Have you ever wondered how to get the perfect color palette for a multicolor project? The secret is surprisingly simple color theory! When selecting your colors, there are two important things to keep in mind: hue and value. To illustrate these, I’ll be using the same Fair Isle pattern with a variety of color combinations.
Let’s start with hue. This is the basic color that you’ll be selecting. To see how multiple hues work together, it’s important to look at a color wheel. Here’s a very simple version:
How you select hues from the wheel will depend on the effect that you’re trying to achieve. In general, remember that colors that are closer together will blend together more, and colors that are directly across from each other will provide the most contrast. So if you want a subtle look, select colors that are next to each other on the wheel. These touching colors are called analogous hues, and they can help you create delicate transitions and color gradients. I’ve selected yellow, orange, and red for my subtle colorwork.
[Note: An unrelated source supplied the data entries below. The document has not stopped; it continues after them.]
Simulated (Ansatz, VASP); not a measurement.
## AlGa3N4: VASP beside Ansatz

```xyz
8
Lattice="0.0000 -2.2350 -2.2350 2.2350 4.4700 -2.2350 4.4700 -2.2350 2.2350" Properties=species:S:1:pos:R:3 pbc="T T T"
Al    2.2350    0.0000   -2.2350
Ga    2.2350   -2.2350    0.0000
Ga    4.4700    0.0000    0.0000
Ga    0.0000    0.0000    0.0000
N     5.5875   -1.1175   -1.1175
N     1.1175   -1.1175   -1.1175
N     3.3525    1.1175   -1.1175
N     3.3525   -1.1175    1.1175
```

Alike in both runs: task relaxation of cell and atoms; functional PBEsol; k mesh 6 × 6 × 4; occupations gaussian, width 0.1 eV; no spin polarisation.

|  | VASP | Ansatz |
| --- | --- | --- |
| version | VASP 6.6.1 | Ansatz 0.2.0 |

If you want your colors to really pop, select complementary colors. These are located directly across from each other on the color wheel. Using complementary colors will give your colorwork a lot of contrast. Let’s see how changing the swatch looks when I replace one analogous hue with a complementary one. I’ve replaced the rusty red with a blue-violet shade.
Blue-violet is across the color wheel from yellow and orange, so it provides a lot of contrast.
Now, let’s move on to value. Value is lightness or darkness of a color. Imagine you have a colored pencil and a piece of white paper. No matter what, you’ll be using the same color, but the value changes the appearance. If you color super softly, you’ll end up with a very pale value; if you press very hard, you’ll have a very dark value. To create contrast, select yarns that have different values.
Here, I’ve selected yarns with the same color but varying values, from the almost white to the rich chocolate. The difference in brightness creates a nice contrast, allowing my Fair Isle pattern to stand out.
In this swatch, I’ve used yarns with different colors but similar values. As you can see, this creates very little contrast. The same thing will happen if you pair multiple dark shades together; closer values will have less contrast than varied values.
So all you have to remember is that yarns with analogous hue and similar value will create subtle combinations, while yarns with complementary hues and varied value will create contrast. Have fun and experiment! And remember, crocheting or knitting a quick gauge swatch is the best way to see how colors will behave together!